Modernity Starts Here - Tunisia
by Asaf
Romirowsky
Middle East Times
August 19, 2008
http://www.meforum.org/article/1972
Middle
East scholar Daniel Pipes has
argued for years that the solution to Islamism/radical Islam is moderate Islam.
But the question is still, who are these moderates and where can they be found.
As Pipes states, "Islamism [is] a radical utopian version of Islam.
Islamists, adherents of this well funded, widespread, totalitarian ideology,
are attempting to create a global Islamic order that fully applies the Islamic
law (Shari'a)."
Using this definition,
moderation requires rejection of jihad to impose Muslim rule and the rejection
of suicide terrorism. No more second-class citizenship for non-Muslims. No more
death penalty for adultery or "honor" killings of women. And No more
death sentences for blasphemy or apostasy.

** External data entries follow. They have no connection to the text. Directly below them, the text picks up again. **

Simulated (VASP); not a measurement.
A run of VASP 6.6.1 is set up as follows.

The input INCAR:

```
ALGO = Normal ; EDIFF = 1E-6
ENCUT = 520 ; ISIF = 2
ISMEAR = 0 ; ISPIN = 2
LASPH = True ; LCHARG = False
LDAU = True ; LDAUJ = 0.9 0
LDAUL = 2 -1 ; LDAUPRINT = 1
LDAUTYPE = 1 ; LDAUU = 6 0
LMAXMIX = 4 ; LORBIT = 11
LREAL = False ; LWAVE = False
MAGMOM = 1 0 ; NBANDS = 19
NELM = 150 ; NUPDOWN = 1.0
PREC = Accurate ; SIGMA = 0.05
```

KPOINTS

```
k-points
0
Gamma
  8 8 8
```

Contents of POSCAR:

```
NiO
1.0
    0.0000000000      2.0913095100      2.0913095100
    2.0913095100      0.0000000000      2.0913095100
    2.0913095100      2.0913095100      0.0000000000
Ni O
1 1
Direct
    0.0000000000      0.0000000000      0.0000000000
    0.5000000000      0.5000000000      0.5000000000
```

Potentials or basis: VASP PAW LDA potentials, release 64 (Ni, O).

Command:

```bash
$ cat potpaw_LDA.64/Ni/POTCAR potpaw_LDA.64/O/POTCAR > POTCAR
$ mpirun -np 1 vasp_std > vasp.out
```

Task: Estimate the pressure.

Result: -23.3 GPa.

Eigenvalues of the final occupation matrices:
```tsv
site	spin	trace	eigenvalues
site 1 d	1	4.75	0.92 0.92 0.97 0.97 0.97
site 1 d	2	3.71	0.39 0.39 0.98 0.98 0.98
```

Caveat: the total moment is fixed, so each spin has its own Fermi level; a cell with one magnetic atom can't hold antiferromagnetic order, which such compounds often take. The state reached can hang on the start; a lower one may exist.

Ultimately, it means embracing
the same modernity that Jews and Christians have adopted whereby there is no contradiction
between being an observant individual on the one hand and living in a modern
society on the other. The headlines from Afghanistan,
Iran, Sudan and a
host of other places suggest this moderation is simply not feasible, and that
Islam at its most basic and aggressive always wins.
I recently traveled to Tunisia to explore this small and beautiful
country located in the heart of North Africa between Algeria
and Libya.
Tunisia
has quietly and successfully developed in recent years an environment of
co-existence amongst Jews, Christians, and Muslims where modernity serves as a
common denominator and religion does not get in the way of one's day-to-day
life. Tunisia
is hardly perfect but its political stability, Western-Arab synthesis, and
economic vision could serve as a paradigm for other Middle Eastern states.
As Oussama Romdhani the
director general of the Tunisian External Communication Agency told me,
"Cultural and religious tolerance is part of Tunisia's patrimony. The display of
religious harmony that one witnesses on the Ghriba celebrations is possible
because of Tunisia's social
history and because the changes and reforms introduced in Tunisia
especially during the last two decades have anchored the values of tolerance
and acceptance of religious and cultural differences."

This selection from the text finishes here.